Crescent rolls are also perfect for some great variations. Add some garlic powder to the melted butter and brush on when they are hot from the oven. Add a bit of shredded cheese to the inside before rolling up (delicious, but the cheese does tend to run out the ends a bit, making a lovely baked cheese puddle around them. I think we can agree, though … not a bad thing ;). You could also sprinkle the tops with shredded cheddar or Parmesan half way through baking.
These rolls are best served fresh and hot from the oven with a big smear of butter. If you’ve made them ahead, you can re-heat by placing on a baking sheet and placing in a 350° oven for a few minutes, or just microwave.
This recipe makes 16 rolls, but you can easily double the dough recipe and make 32 rolls in one batch (to freeze). Simply cut the dough in half after the first rise and make two circles.
These rolls freeze well, both after being baked or after being shaped.
For a fun variation, add some garlic powder to the melted butter for brushing after they’re baked, or sprinkle some grated Cheddar or Parmesan on top half-way through baking.

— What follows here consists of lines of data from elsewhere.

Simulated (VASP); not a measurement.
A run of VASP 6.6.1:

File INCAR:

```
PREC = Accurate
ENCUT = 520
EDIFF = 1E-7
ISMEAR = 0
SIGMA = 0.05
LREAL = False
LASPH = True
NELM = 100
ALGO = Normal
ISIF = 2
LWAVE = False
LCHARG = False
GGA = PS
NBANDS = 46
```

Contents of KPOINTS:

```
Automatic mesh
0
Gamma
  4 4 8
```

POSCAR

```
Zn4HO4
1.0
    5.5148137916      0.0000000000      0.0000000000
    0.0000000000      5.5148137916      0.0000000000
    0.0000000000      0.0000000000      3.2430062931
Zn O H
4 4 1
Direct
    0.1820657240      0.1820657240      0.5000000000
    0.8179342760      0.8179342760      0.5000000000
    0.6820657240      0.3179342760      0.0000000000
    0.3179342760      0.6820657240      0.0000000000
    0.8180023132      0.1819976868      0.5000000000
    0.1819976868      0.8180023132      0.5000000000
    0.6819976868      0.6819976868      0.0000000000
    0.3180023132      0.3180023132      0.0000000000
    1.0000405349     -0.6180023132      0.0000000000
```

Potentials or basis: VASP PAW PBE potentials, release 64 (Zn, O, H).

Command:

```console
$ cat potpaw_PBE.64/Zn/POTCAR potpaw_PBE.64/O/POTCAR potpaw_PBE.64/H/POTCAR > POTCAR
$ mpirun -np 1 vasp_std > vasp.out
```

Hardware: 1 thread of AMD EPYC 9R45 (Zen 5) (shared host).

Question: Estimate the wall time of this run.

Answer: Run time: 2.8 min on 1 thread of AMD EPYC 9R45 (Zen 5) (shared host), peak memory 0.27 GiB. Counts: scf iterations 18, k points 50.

Get the Recipe: Easy Homemade Crescent Rolls
- 1/2 cup (125 ml) warm water
- 1/2 cup (122 ml) warm milk, or evaporated milk
- 1 Tbsp. (12 g) dry active or instant yeast
- 2 Tbsp. (24 g) white sugar
- 1 tsp. (6 g) salt, 1 1/4 tsp. if using unsalted butter
- 1/2 (0.5) of a beaten egg, approx.
- 2 Tbsp. (28.4 g) butter, at room temperature (plus more for brushing)
- 2 Tbsp. (27 ml) vegetable or other neutral oil
- 2 1/2 cups (312.5 g) all-purpose flour, plus more as needed
- 2-3 Tbsp. (28.4 g) butter, melted, for brushing after baking
- In a stand mixer fitted with the paddle attachment or a large mixing bowl, stir in warm water, warm milk and add yeast. Let stand 5 minutes, then add the sugar, salt, butter, vegetable oil, egg, and 1 cup of the flour.
- Stir or mix on low speed until ingredients are wet, then mix 2 minutes more at medium speed. Scrape down the sides of the bowl and switch to kneading hook.
- Add 1 more cup of the flour, mix on low speed until ingredients are combined. Add 1/4 cup flour again, mixing on low speed until dough comes together. Add additional flour if your dough is still too wet. Dough should be soft, not overly sticky, and not stiff.
- Spray a large bowl and place dough into it, covering with plastic wrap. Allow it to rise in a warm place until the dough doubles in size (45-60 minutes, approx).
- Once the dough has risen, place your dough on a lightly floured surface (that you can cut on), then roll into a 16-inch diameter circle. Using a pizza cutter or sharp knife, cut the dough into 16 even slices (cut in half horizontally, then vertically, then cut each quarter in half again, then each of 8 pieces in half again).
- Roll each triangle of dough in, starting from the wide end and tuck the small point slightly underneath. Place rolls on parchment-lined baking sheet.
- *** IF DESIRED, FREEZE ON BAKING SHEET UNTIL FIRM AND THEN STORE IN A FREEZER BAG TO BAKE LATER. TO BAKE, ALLOW TO THAW THEN RISE AT ROOM TEMPERATURE ON A BAKING SHEET, COVERED WITH SPRAYED PLASTIC WRAP AND THEN BAKE ***
- Cover with plastic wrap that has been sprayed with cooking spray on the underside and allow to rise until puffy (30 minutes or so).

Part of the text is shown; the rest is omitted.